Hi everyone, finally this is my first entry in my diary.
It kinda feels weird because now everyone can see what i’m thinking, and i’m willing to be honest with myself here.
This whole diary/blog/website idea comes from a place of hard discomfort.
Basically i needed something do distract me and to cope with.
A lot heartbroken, a lot lost, a lot without a stable sense of self.
This event in my life brought up a shiton of my old insecurities and…this wasn’t nice…AT ALL holyfuck.
Il’go back to the city where i live for uni soon. And i spent my last 2 weeks marinating in my room overthinking everything, so i decided at least to do something useful with it.
So here we are.
I hope that this diary will help me to open myself with my self, to better selfsoothe and take space form the anxiety that fucking eats me alive in certain emotional situations.
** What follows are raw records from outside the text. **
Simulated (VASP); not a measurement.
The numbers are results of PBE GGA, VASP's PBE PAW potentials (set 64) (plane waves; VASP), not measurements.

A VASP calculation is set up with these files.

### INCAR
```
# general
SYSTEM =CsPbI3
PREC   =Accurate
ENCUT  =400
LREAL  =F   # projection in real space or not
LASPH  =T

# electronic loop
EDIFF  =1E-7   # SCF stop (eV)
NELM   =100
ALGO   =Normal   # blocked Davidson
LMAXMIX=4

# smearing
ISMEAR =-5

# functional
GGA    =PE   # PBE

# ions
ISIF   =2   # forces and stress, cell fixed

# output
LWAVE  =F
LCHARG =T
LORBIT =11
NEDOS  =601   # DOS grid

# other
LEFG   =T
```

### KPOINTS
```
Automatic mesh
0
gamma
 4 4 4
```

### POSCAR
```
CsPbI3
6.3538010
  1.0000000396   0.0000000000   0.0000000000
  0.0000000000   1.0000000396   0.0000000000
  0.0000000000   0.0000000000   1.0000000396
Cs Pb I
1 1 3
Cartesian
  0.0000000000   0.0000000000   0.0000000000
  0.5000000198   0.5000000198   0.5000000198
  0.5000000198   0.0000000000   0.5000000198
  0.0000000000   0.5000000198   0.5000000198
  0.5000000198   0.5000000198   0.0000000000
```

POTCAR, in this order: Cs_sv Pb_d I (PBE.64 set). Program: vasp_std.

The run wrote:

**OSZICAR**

i know that i wronged him on some aspects and he wronged me on others..can i say maybe a lot? we triggered our fucking attachement issues and here we are. the thing that really makes me so damn sad, it’s that everything started from a photo i got developed for a surprise when i’d be back in his city. and then a lot happened and he got to know about the photo, we weren’t talking at the moment, he actively ignored me idk why, knowing i had the photos, contacted other people to get it. posted it on socials. like what are you doing, are you hating on me or not? idk man, this is awful, i felt awful, helpless, like i was a fucking toy to play with. sent a damn audio message to understand what was happening, to ask for a better behavior or at least tell me wtf is going on if you want me out of your life don’t post the photo, don’t ask for it and tell me clearly. i was very opinionated. i think that i am right in asking that but i completely stopped to see him and only saw my pain and asked for a better behavior like a tight pussy teacher asks to his student.
i feel so stupid for all this thing. i wish we could talk, or be able to do so in some way.
but you can’t give or receive affection from a place of ego, and he’s in a place of ego now. i got hurt. i try to give him affection the way he needs to, which equals in space and trust, but i feel like i also need to be given the way i need to, lil communication if the situation requires it, a few catch ups weekly. nothing big.
i am so mad with all this situation. i am, we are, fucking losing a friendship above everything. idk why people just wants to throw people away even if the have experiened pitch black solitude. like man, i don’t want to hurt anyone, just give people affection, be good friends, catch up on movies and games and listen to how can i come to meet you in a way that helps you grow other that only entertain you. if i can ofc, i can’t meet up on everything. i just can’t understand. i find being hated on so much simpler. just hate me please.
i know that he has a lot of pressure coming from the thought that people expects on him certain things emotionally but really man, and i understand that sometimes i behave in a way that triggers this. but, there is a middle ground we found it once, we cared together, why we hatin on eachother so much, or at least why no talking?
Today i was thinking to start digging deeper in the solarpunk movement. i like it’s aesthetic but i don’t really like it being a lot politcally correct. I kinda love the killer and distopian vibe in steam and cyberpunk.
Like, for me solarpunk is something really more like people rebuilding things from an open landfill more than a machine that can harvest tomatoes with solar energy.
idk. i have to dig deeper and find out. i may create a post here if i find something cool.